Tuesday 28 March 2000

Anne Brontë: The Tenant of Wildfell Hall (1848)

Edition: Granada
Review number: 464

Anne Brontë's best known novel is much less famous than those of her sisters. It is easy to see why; though it contains much which is praiseworthy, its faults are far more obvious.

The Tenant of Wildfell Hall starts with the arrival of a mysterious stranger, apparently a widow, at the nearly derelict, remote, Wildfell Hall. After inital antipathy, local farmer Gilbert Markham senses a growing attraction between Helen Graham and himself. She eventually feels that she needs to reveal her past to him, and gives him a diary covering her disastrous marriage to the alcoholic Arthur Huntingdon. Then she receives word that Huntingdon, from whom she had fled to safeguard her son, is dangerously ill, and returns to their marital home to nurse him.

The novel falls into three sections: the initial friendship between Helen Graham and Markham; the diary of the Huntingdon marriage; and the events following the reading of the diary by Markham. The major strength of the novel, also an important feature in the works of Anne's sisters, is the depiction of gradually changing emotion, particularly in this case Markham's changing attitude to Helen Graham. The diary section is also very powerful in evoking Helen's growing despair at her husband's descent into alcoholism. This, and Huntingdon's initial charm, are modelled on Anne's brother Branwell, and it is a sufficiently honest and unredeemed portrayal to have caused trouble between Anne and her sisters.

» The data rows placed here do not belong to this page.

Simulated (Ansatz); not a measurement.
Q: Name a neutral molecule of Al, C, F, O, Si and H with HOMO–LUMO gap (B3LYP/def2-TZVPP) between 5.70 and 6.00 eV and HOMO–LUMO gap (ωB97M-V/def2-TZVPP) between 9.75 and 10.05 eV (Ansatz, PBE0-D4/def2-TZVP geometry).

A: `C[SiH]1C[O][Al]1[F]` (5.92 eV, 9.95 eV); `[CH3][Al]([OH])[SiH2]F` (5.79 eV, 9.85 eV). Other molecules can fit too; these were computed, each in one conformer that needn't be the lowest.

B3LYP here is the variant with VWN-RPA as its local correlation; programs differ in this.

The weaknesses of the novel are more structural. It supposedly takes epistolary form, being a collection of letters sent by Markham to a friend. The problem is that it reads more like a (fairly) continuous narration than a series of letters, for a large number of reasons. Markham also reveals things to his friend which he has been asked to keep secret, and which he has not even passed on to his mother and sister. (He definitely desires to do so, because he wants to refute malicious gossip about Helen Graham which is passing round the neighbourhood.) We learn nothing about the friend to whom the letters are addressed, not even where he met Markham, and no one in Markham's circle seems to know him at all. (No information about other people is ever passed on except incidentally as part of the main story.) Markham never responds to anything written by his friend (whose letters are not included), and he never writes about anything which is not germane to the novel's plot, so we don't even know what interests Markham (other than good looking widows). The inclusion of the diary is a little strange, as there is no real way that it can be included among the letters. So Anne Brontë has to include it as though it were written out from memory, which is absurd (it forms over a hundred pages of the novel). She more or less abandons the idea of the letters at the point when the diary is introduced, by remarking that it should begin a new chapter. The diary itself suffers from similar weaknesses where its content does not fit its supposed form. It is confused, for example, about whether it is a diary written at the time of the events it records, or a commentary written much later. Remarks such as "I have found it much easier to remember her advice than to profit from it" imply the latter, while the external descriptions of the diary and its dated entries imply the former.

Though the reader is conscious of these defects while reading The Tenant of Wildfell Hall, it remains an engrossing read. Its picture of the virtuous woman trapped by society in a marriage with a rapidly degenerating alcoholic is very powerful, particularly as the cruelty with which she is treated is principally mental stress rather than physical abuse.